I was there. What can I say that hasn’t already been said? It was a peak experience of my life. We knew the whole world was watching. The freeway off-ramp getting to it was backed up for miles. There were no cops anywhere. 500,000 people took care of themselves, listened to amazing music peacefully for three days, and there was no violence. Something to think about.
There’s sort of a belief now that the 60′s were all hippy-dippy and goofy. Not so. The 60′s were extremely violent. Cities burned. Multiple assassinations. Serious civil rights and antiwar protests. It also was the birth of feminism and environmentalism as major movements that eventually went mainstream.
Besides, what’s so funny about peace, love, and understanding?

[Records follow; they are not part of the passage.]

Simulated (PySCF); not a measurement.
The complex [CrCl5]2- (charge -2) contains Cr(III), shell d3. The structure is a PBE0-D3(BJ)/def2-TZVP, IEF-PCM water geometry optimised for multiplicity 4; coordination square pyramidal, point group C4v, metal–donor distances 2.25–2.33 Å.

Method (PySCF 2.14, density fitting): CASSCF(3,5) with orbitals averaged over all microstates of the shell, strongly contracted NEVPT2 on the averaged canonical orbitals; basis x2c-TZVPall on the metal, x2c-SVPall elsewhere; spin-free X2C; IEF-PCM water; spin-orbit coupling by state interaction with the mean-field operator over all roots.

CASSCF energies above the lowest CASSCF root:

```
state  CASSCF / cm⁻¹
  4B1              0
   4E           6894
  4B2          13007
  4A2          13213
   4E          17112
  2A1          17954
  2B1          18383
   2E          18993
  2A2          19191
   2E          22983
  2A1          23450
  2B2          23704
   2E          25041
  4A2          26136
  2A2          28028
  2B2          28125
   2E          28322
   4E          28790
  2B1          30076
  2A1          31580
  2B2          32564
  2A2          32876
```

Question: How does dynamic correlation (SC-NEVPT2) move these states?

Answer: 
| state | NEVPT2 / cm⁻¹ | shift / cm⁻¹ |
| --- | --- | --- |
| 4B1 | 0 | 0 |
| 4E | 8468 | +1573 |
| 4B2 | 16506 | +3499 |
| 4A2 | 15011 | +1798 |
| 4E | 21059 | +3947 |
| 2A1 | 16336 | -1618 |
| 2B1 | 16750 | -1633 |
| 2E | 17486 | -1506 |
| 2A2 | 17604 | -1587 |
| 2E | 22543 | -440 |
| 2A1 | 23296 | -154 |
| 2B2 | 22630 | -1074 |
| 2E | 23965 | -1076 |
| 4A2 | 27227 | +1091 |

” …in the nineteen-sixties, apartheid was driven out of America. Legal segregation – Jim Crow – ended. We didn’t end racism, but we ended legal segregation. We ended the idea that you can send a million soldiers ten thousand miles away to fight in a war that people do not support. [well, sort of, now they outsource war as much as possible] We ended the idea that women are second-class citizens. Now, it doesn’t matter who sits in the Oval Office. But the big battles that were won in that period of civil war and strife you cannot reverse. We were young, we were reckless, arrogant, silly, headstrong – and we were right. I regret nothing.”